Schooled by strikes: How strikes shape workers’ views about the U.S. labor movement
After 40 years of decline in the frequency and scale of labor strikes, U.S. workers are engaging in walkouts, strikes, and other workplace actions in record numbers. Nearly half a million workers were affected by labor action in 2018, the highest number since 1986. Most notable among these actions were the walkouts by public school teachers in traditionally conservative states that became known as the “Red for Ed” movement. The Chicago Teachers Union also is now on strike for the second time in 10 years.
What’s new about these actions is not just the level of activity but also the scope of their demands. In the Chicago strike, as in the Red for Ed walkouts more generally, teachers are demanding both better working conditions for themselves, as well as more resources for their communities. This new surge in strikes is markedly different from the past several decades of relative quiet labor union action. Several new academic studies examine why U.S. workers’ attitudes are changing toward engaging in strikes, but before we examine those studies, let’s first briefly examine the recent history of strikes.

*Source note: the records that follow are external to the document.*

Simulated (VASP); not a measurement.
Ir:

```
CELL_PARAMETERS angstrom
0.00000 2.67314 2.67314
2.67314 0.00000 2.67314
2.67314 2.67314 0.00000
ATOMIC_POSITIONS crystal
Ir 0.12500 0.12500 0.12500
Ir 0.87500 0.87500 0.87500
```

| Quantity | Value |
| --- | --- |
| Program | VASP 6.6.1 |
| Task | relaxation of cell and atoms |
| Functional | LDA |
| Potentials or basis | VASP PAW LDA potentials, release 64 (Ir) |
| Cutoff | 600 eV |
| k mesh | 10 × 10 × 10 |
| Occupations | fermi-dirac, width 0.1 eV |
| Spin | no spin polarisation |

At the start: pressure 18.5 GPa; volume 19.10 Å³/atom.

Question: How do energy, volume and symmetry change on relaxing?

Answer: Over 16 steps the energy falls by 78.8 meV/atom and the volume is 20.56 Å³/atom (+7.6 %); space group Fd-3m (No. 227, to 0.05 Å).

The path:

Strikes in the United States have declined in recent decades for multiple reasons. Since the 1980s—and especially since the unsuccessful 1981 strike by the Professional Air Traffic Controllers Organization—employers are willing to simply replace striking workers. That reflects a more general tendency of U.S. businesses to wage a “no holds barred” offensive against labor organizing—even if it means flouting labor law and counting on weak enforcement and penalties from the federal government.
The minimal protections that remain on the books for labor unions are also poorly matched to cope with an increasingly fissured workplace, in which businesses shed legal responsibility for their workers through franchising or subcontracting relationships. Because labor law bars secondary boycotts or strikes of businesses that are not workers’ direct employers, workers in fissured firms often lack the right to strike.
Workers’ diminished ability to exercise collective action has undercut wages since there is no countervailing power against employers who exploit their workers under conditions of monopsony. This decline in worker power has contributed to wage stagnation even amid the current economic expansion and low unemployment levels. Accordingly, the rise in income inequality has closely tracked the decline in union density.
Workers have recognized these developments. Recent research by William Kimball and Thomas Kochan of the Massachusetts Institute of Technology finds that workers are increasingly supportive of the idea of having unions in their workplaces. The percentage of nonunion workers saying that they would vote for a union at their job increased from about a third in the mid-1990s to nearly half by 2017.
Building off of this, recent Equitable Growth-funded research by one of the authors of this column, Alexander Hertel-Fernandez of Columbia University, along with Kimball and Kochan, looks into the specific aspects of labor organizations in which workers are interested. They find that workers prioritize collective bargaining, portable social benefits and training, and help with searching for jobs. Yet they also find that workers, especially conservative and Republican workers, tend to dislike the use of strikes.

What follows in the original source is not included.